Kumasi striving with sanitation issues

News

Despite efforts by city authorities to control the indiscriminate disposal of waste in the metropolis, the Ashanti Regional capital, Kumasi, is still reeling from the menace of waste. Sanitation continues to be the major bill on most assemblies’ budget in the various district, municipal and metropolitan assemblies in the country.

The assembly in 2017 launched a programme dubbed Keep Kumasi Green and Clean (KKGC) campaign, where the assembly installed waste bins at various locations within the city to enable patrons to dispose of their waste conveniently. As part of the campaign, aside from ensuring a clean environment, the project also saw the planting of 72,399 species of different trees throughout the city. In partnership with the Multimedia Group, the assembly monitored households and businesses that were not keeping their surroundings clean, published their stories and also got them arrested and prosecuted.

78 were convicted and fined various sums of money. Twenty-four of such cases were still pending before the court while four had been struck out and eight withdrawn, said the Public Relations Officer of the Kumasi Metropolitan Assembly (KMA) Ms Henrietta Afia Konadu Aboagye.

The central business district (CBD) alone generated 200 tonnes of waste on a daily basis. It cost the assembly about GH¢50 to clear one tonne of waste. Most of the drains have been choked with plastic waste, preventing the rain water from flowing easily through the drains. All the water bodies in the metropolis have been inundated with bottles, plastic bags and water sachets.

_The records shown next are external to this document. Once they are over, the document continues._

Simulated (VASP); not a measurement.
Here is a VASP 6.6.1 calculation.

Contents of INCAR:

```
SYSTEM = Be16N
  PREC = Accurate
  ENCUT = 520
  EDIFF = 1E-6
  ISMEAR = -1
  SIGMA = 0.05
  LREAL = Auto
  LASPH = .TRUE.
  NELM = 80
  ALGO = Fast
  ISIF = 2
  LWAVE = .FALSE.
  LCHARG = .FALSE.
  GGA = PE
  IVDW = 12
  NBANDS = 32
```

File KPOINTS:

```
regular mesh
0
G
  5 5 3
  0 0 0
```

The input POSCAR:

The assembly has partnered with a non-governmental organisation that is into recycling to build a plastic collection centre at Asafo. The organisation also encourages pickers of plastics to drop their waste there at a fee. Mr Ernest Okai said the main challenge was the inadequate dumping sites in their area. He said the waste cars or tricycles did not go to the homes to collect the waste, the people found alternative means to dispose of their waste. The money spent to clear the waste could have been channelled into other developmental activities.